WASHINGTON – Moscow has informed Washington it will not put up with unilateral U.S. sanctions against Russian companies because of their continued trade with Iran, says a report from Joseph Farah’s G2 Bulletin.

The Kremlin has pointed out it has adhered to sanctions passed by the United Nations but will not abide by unilateral sanctions imposed on its companies by the United States or the European Union.

This development is but the latest as the United States and Russia are heading for a confrontation over their opposite positions on Syria. Moscow continues to support the Syrian regime of President Bashar al-Assad.

The Russians have a strategic base at the Syrian port of Tartous, which is used for intelligence gathering and to service Russian naval ships for access to the Mediterranean Sea. The Russians perceive the U.S. effort to oust al-Assad really is aimed at the Syrian regime’s alliance with Iran.

Because Moscow also supports Tehran, it may be on a collision course with Washington over geostrategic concerns that a weakened Iran would pose for it. For Russia, Shi’ite Iran, like the Shi’ite Alawite regime of Syria’s al-Assad, has been an impediment until now to the spread of the more radical Sunni Salafist form of Islam which has al-Qaida as an adherent.

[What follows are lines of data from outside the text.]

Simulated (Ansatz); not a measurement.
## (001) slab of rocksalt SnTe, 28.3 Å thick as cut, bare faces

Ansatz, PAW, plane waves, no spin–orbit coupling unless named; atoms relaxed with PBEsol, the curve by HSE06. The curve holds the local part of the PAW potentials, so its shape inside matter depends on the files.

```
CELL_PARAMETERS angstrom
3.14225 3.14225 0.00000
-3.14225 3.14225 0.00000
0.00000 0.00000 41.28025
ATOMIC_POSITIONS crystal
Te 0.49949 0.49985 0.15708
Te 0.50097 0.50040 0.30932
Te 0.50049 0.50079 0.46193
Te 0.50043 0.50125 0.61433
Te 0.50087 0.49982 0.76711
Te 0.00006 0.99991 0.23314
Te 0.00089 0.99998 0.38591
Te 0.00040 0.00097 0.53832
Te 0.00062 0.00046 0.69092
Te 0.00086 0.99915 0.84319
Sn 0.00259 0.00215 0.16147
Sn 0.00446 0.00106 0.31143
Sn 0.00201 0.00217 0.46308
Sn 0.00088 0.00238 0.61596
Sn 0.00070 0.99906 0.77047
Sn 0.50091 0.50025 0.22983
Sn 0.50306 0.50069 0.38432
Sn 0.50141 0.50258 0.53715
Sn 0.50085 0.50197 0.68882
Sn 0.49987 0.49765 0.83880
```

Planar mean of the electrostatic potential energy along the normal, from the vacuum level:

To some analysts, the U.S. effort to oust al-Assad in an effort to sever the alliance with Iran has put the U.S. in the position of siding with al-Qaida and the Salafists who are being pushed by Sunni Saudi Arabia.

China is in a similar position. Beijing, like Moscow, sees Shi’ite Iran as a bulwark to the spread of Sunni Salafist radicals into its western region of Xinjiang province.

For that reason, neither Moscow nor Beijing trusts Saudi Arabia, which has exhibited a more assertive foreign policy approach to stem the influence of Iran in the Arab countries.

Analysts agree if the U.S. presses further for the ouster of al-Assad, it could put Washington on a greater collision course with Moscow, resulting in a possible freeze in relations, or worse.